We have seen the characteristics of rotational motion in a previous section of this chapter (Details here)
There we saw this:
1. Every particle of the body, which lies on the axis will be stationary
2. Each of the other particles will be rotating in it's own circular path
♦ The center of that circular path lies on the axis
♦ Radius of that circular path = Perpendicular distance of the particle from the axis
3. That circular path lies on a plane
♦ This plane is perpendicular to the axis
• That 'single particle' is shown as a small red sphere in fig.7.76 below:
• The direction of rotation is indicated by the yellow curved arrow
2. At the instant when the reading in the stop watch is 't1', the particle is at A
♦ The linear velocity of the particle at that instant is $\mathbf\small{\vec{v}_{(t1)}}$
♦ It is tangential to the circular path
♦ It is shown in magenta color
• At the instant when the reading in the stop watch is 't2', the particle is at B
♦ The linear velocity of the particle at that instant is $\mathbf\small{\vec{v}_{(t2)}}$
♦ It is tangential to the circular path
♦ It is shown in magenta color
3. The time elapsed between the two instants = Δt = (t2-t1)

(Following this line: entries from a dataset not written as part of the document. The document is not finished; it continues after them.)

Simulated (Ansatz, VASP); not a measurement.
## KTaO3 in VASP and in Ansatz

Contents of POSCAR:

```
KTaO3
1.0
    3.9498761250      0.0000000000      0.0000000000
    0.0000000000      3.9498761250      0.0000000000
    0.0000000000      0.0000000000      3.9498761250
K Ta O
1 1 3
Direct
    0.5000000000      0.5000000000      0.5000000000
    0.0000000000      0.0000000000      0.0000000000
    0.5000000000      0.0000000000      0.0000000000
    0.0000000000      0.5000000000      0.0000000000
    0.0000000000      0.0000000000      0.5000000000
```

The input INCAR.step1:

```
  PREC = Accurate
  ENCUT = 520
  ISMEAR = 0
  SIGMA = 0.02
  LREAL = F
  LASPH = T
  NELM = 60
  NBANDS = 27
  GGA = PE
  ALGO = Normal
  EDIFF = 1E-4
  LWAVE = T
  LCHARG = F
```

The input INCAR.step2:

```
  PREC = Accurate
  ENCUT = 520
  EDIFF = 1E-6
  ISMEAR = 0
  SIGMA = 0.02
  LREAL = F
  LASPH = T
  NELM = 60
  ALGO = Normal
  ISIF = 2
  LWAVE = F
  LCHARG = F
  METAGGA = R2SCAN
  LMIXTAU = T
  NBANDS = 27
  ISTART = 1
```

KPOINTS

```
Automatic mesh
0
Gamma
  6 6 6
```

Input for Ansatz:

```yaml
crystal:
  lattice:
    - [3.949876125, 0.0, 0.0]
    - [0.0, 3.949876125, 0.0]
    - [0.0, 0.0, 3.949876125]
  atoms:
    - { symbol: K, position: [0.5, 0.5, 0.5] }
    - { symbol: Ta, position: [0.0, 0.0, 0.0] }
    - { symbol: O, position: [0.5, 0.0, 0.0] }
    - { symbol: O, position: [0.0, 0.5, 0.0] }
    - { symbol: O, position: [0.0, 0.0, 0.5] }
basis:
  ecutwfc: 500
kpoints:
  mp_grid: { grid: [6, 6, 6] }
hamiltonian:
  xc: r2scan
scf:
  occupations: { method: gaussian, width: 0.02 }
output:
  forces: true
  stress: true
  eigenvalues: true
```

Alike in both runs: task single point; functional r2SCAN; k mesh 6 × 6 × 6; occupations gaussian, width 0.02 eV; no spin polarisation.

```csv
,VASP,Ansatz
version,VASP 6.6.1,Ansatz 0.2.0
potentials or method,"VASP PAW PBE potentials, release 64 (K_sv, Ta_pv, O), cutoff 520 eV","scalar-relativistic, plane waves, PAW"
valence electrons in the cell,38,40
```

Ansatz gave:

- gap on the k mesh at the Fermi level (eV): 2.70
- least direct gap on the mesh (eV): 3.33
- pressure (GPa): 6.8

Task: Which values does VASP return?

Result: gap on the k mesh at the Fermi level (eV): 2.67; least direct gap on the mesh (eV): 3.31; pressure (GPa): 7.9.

• During this time interval Δt, the particle turns through ∠AOB
• We will denote this ∠AOB as Δθ.
4. We know that $\mathbf\small{\text{Linear velocity}=\frac{\text{Displacement}}{time}}$
• In a similar way, $\mathbf\small{\text{Angular velocity}=\frac{\text{Angular displacement}}{time}}$
• So we can write:
The angular velocity with which the particle travels from A to B = $\mathbf\small{\frac{\Delta \theta}{\Delta t}}$
5. But the rotation may not be uniform. That is., angular velocity may be different at different instances
• In such a situation, the the result obtained in (4) will be the 'average angular velocity'
6. If we make the time interval Δt smaller and smaller, it will tend to become zero
• If Δt is very close to zero, we can call it an instant
• Then the result obtained in (4) will be the 'instantaneous angular velocity'
(Note that, Δt must not become exact zero. Then we do not have an instant. Besides, division by zero is undefined)
• The evaluation of 'instantaneous angular velocity' when Δt is very small, can be easily done using calculus
The formula is: $\mathbf\small{\text{Instantaneous angular velocity}=\frac{d\theta}{dt}}$
We will see more details when we learn calculus
7. We denote the 'instantaneous angular velocity' by ω (the Greek letter omega)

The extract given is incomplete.